If you’re anywhere around my age, I’m sure you have a bunch of photos of your parents and grandparents that have seen better days (the photos, not your ancestors). Anyhow, you can now take those old, scratched, crinkled, and torn prints and restore them without any prior Photoshop knowledge.
A neural network called GFP-GAN (Generative Facial Prior-Generative Adversarial Network) restores your old and damaged photos with impressive speed and accuracy. But just like all AI-based tools, this one has downsides as well. So, let’s check out the good and the bads and see what it has to offer.
Louis Bouchard drew our attention to the tool in a blog post he wrote about it. Of course, there’s also a research paper where you can read about this model in more detail. Put briefly, when you add your image to GFP-GAN, it creates merely a guess of the face of a person in the photo. However, in the majority of cases, they seem pretty darn close to the original image.

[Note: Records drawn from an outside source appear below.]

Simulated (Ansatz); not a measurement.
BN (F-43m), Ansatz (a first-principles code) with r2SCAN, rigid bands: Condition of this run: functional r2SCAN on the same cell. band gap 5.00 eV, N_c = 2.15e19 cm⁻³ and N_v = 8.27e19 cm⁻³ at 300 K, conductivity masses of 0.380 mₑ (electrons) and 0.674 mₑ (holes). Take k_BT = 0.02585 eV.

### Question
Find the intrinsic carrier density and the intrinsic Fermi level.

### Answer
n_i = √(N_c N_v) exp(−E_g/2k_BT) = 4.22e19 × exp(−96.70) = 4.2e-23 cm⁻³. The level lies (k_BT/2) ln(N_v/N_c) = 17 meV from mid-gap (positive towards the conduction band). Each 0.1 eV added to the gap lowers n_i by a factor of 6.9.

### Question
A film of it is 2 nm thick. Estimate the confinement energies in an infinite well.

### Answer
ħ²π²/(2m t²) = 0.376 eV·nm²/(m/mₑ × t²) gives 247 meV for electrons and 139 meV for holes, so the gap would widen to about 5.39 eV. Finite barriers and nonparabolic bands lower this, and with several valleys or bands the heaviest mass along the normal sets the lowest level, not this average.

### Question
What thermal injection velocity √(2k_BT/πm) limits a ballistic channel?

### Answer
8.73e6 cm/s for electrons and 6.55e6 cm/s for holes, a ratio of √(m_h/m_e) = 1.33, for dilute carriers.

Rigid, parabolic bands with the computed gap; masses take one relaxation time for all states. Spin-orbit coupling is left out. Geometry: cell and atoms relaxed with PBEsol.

The AI tries to understand what’s in the photo and then add pixels or fill in the gaps. Unlike other similar models, GFP-GAN focuses on important facial features like eyes and mouth. Finally, there is a comparison of the resulting image with the original to see if there’s still the same person in both – which leads us to one of the biggest weaknesses of the technology.
Conventional image restoration methods use different technology to recreate damaged or blurry images and create new ones. However, this often results in low-quality images. GFP-GAN uses a pre-trained version of an existing model (NVIDIA’s StyleGAN-2) to inform the team’s own model at multiple stages during the image generation process. This is why the identity of people in photos remains preserved.
Still, the points out some weaknesses of the approach. The resulting images may not be very sharp sometimes, some outputs are unnatural, and there’s still a slight change of identity possible. We simply can’t be sure that the reconstructed image will be the same as the original, it is impossible. “The image will look just like our grandfather if we’re lucky enough,” Louis says, “but it may as well look like a complete stranger.” While the results are remarkable nevertheless, this is something to keep in mind when using AI tools like this. If you’d like to test out GFP-GAN, you’ll find it on GitHub.